Most of the stuff I was in, you rarely saw who was shooting at you much less get a chance to aim no matter what your sights. Much of the time they shoot from good cover and from accross a barrier like a gully, rice paddy so they can't be quickly assaulted.
My approach to combat shooting is to place it in the tactical context. The purpose of shooting in combat is to win the fight, so your shooting program should be an integrated part of your tactics.
During the Viet Nam era, the Army emphasized “React to Ambush” or “React to Contact.” The idea was, if you were ambushed at close range (50 meters or less) you should charge the enemy. Otherwise, you should run away from the ambush. But if it were merely contact (and not an ambush) you should engage in a firefight.

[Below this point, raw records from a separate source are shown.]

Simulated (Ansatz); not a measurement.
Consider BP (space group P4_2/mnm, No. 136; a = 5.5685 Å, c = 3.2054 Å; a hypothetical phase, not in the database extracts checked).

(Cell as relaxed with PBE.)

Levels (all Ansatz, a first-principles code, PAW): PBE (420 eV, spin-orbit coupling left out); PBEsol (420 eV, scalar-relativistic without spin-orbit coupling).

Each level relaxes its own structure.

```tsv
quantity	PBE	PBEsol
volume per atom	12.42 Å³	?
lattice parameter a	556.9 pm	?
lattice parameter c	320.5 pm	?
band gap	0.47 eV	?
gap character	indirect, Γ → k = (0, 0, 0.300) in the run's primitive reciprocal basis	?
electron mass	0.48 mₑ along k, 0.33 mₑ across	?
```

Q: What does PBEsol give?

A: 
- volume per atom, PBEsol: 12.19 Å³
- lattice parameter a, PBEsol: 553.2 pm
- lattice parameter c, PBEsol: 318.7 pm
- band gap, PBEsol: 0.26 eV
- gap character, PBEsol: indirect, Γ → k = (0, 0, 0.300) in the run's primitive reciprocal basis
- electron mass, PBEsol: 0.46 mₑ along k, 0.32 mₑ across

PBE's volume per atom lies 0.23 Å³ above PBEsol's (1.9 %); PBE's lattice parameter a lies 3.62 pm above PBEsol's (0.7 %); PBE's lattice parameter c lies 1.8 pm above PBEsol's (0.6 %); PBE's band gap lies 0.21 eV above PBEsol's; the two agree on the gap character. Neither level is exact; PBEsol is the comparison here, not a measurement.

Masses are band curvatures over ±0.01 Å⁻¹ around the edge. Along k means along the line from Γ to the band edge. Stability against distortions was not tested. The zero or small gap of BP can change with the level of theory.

To make this work, of course, you would need three additional men in the rifle squad – a tape man to measure the distance between you and the enemy, an interview man to question the enemy leader, “Were you set up for us, or were you just as flabbergasted as we were when the shooting started?” and of course a referee to call the close ones.
The point is, it doesn’t make sense to expect a man (let alone a unit) to instantly choose the correct response among three diametrically opposed options when under fire. So I established my own “React to Contact” drill.
1.
Take cover. This is automatic, anyway – why fight Mother Nature? And it’s logical – when the shooting starts all you know is that you’re in contact and you’re still alive. This means no high-speed metal particles have passed through the space you occupy. So the best thing for you to do is reduce the amount of space you occupy and get behind something, too.
2.
Locate the enemy. A lot of people who have never been in combat think this is easy. It isn’t. You need to train on the crack-thump method – when you hear the crack of the bullet, be alert to listen for the thump of the gasses escaping from the muzzle. That will tell you approximately where the enemy is. Combine that with looking for flashes, dust, and signs of movement to locate the bastards.
3.
Return fire. The taxpayer has provided you with all the ammunition you can carry. Use it – but use it correctly (more on this later.)
4.
Locate the men on your right and left. Small units disintegrate when first under fire. That’s natural, so it’s up to you to start putting your unit back together.
5.
Relay orders and information – restore the chain of communication and command.
Now let’s translate this drill into effective shooting. To understand how this works, go outside and lie down. Get low, as if your life depended on it (as it does in combat) and look in the direction of your imagined enemy. Visualize a horizontal line in space. Move this line down until you can confidently say, “There can’t be an enemy below that line.” Now imagine another horizontal line and move it up until you can confidently say “There can’t be an enemy above that line.”
Add left and right limits, and you now have a shallow box. The enemy is somewhere in that box, and if you can’t do anything else, you can methodically work that box, keeping all your shots into that narrow zone where the enemy has to be. If you spot evidence of an actual enemy location (dust, moving bushes, muzzle flashes, etc.) work that area carefully, shooting at and around the suspected location. Fill that space with bullets. But semiautomatic only – there is no good reason for full auto fire from hand-held weapons.
Now, you’re part of a unit. This is a collective enterprise, not an individual undertaking. So let’s make it a group effort; to do that we add the leaders’ duties. To accomplish this I had officers and NCOs load with solid tracer – other than machine gunners, only officers and NCOs had tracers.
The squad leader visualizes his squad sector using the same techniques as individual soldiers, then he marks the limits by firing two shots at the left limit, two at the right limit, and two at center of sector. This distinctive two-shot tracer fire, plus a standard left-right-center pattern alerts soldiers and allows men who don’t see the whole pattern to accurately estimate what their squad leader wants.
Now individual soldiers and team leaders divide up the squad sector. If I’m on a flank, I work that flank toward the middle. If I’m in the middle, I work the center of the target box toward both ends. I and my team leader want to see other men’s shots hitting in “my” part of the squad sector – so we know we’re delivering overlapping fire. NCOs want to see some shots hit short – a ricochet can kill, a high shot won’t do any good. Keep your fire low.
When a leader spots a suspected target, he begins to fire steadily at it – that stream of tracer tells everyone “Everybody shoot at this area.” Similarly, if a leader shoots full auto at a target it means “Machine guns concentrate on this area.” Leaders terminate fire concentrations by shooting the left-right-center pattern again.
Another combat problem is to get people to stop shooting. This is done by firing bursts of full auto tracer high above the target area. That means, “Hold your fire, dammit!”
These simple techniques, plus a lot of training and good squad supervision, will dramatically increase a unit’s kill rate in combat.